In early October 2022, UK catalogue retailer Easylife was issued separate financial penalties by the ICO under the PECR (£130,000) and GDPR (£1.35 million) regimes. Easylife has since stated that it is committed to appealing both fines. We reflect on the themes arising from Easylife’s GDPR penalty notice below.
Inferred information can amount to special category data
Over the course of a year from August 2019, Easylife classed 80 of its 122 products as ‘trigger products’ which, when purchased, would allow Easylife to infer that the customer was likely to suffer from certain health conditions and prompt a direct marketing telephone call for corresponding health supplement products.
Easylife therefore used transactional data to make inferences about customers’ health conditions, which, regardless of Easylife’s statistical confidence in them, influenced decisions as to which products to market to which profiled customers. Crucially, the ICO decided that this constituted processing of special category data (SCD).
In addition to its own guidance on SCD, the ICO cited a CJEU case that extended protection of SCD to “data revealing health data indirectly, following an intellectual operation involving deduction and cross-referencing”. This is a useful reminder of the continuing influence of EU jurisprudence on the practical application of the UK GDPR (even post-Brexit).
As with the ICO’s enforcement actions against Tavistock Portman NHS Trust and HIV Scotland, this more expansive view of SCD underscores the ICO’s continual commitment to tackling high-risk processing and data-enabled predatory marketing.
The significance of transparency and ‘invisible’ processing
Easylife failed to provide its data subjects with a privacy notice that adequately informed them of either the purpose or the legal basis of the processing.
None of the 145,500 individuals that Easylife profiled had been informed that their personal data might be used for health profiling, so they could not have reasonably expected it to occur. This amounted to ‘invisible’ processing, which the ICO was clear was against data protection law, echoing its findings against Experian and Clearview.
Easylife’s omission to collect explicit consent from the data subjects to process their SCD meant that it had no legal basis for that processing. Although Easylife sought to rely (albeit inadequately) in its privacy policy on the ‘legitimate interest’ legal basis, its legitimate interest assessment did not reflect customer profiling.
The context of the individuals’ health conditions also chimes with the ICO’s commitments in its new strategic plan (ICO25) to safeguard vulnerable groups who have “no choice but to share their information with organisations in order to access services and receive the support they crucially need”.
A trigger event can spark multi-stranded regulatory investigations
At the outset, the ICO’s investigation into Easylife concerned potential PECR contraventions following 25 complaints about unsolicited calls. That initial investigation raised GDPR concerns which the ICO then investigated in parallel, despite having received no GDPR-based complaints (as the processing was invisible).
This serves as a further reminder to organisations to ensure that their data protection and transparency practices are in order and up-to-date, in anticipation of the ICO having cause to ‘lift the bonnet’.

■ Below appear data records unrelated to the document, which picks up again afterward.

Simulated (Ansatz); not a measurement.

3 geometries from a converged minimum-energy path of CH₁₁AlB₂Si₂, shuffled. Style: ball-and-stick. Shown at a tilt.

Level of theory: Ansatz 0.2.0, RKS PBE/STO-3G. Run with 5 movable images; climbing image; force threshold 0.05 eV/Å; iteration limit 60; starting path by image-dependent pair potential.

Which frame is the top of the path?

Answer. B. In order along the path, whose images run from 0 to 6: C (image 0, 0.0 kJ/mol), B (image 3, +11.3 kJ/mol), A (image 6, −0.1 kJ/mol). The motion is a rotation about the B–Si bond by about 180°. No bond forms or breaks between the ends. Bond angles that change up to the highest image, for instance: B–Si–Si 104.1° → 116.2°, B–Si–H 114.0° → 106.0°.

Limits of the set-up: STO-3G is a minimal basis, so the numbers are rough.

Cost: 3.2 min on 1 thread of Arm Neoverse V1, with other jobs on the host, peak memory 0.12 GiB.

Proactive compliance and privacy by design
The negligence underpinning the GDPR breach was deemed to be severe, partially due to Easylife’s poor track record with regulatory compliance. Though the ICO noted several remedial measures to stop the profiling, it criticised Easylife’s reactive (rather than proactive) approach to compliance.
Easylife’s use of unlawful processing to gain an advantage over rival businesses and sell products in a targeted manner was deemed an aggravating factor. Additionally, the ICO found that Easylife’s failure to conduct a Data Protection Impact Assessment constituted a failure to comply with Article 25 UK GDPR, once again highlighting the new Commissioner’s prioritisation of privacy by design.
This latest enforcement action should serve as a useful reminder (or possibly a wake-up call) for organisations to ensure that they consider seriously any compliance issues in their high-risk processing (including of SCD) and reflect this processing accurately and comprehensively in information provided to data subjects.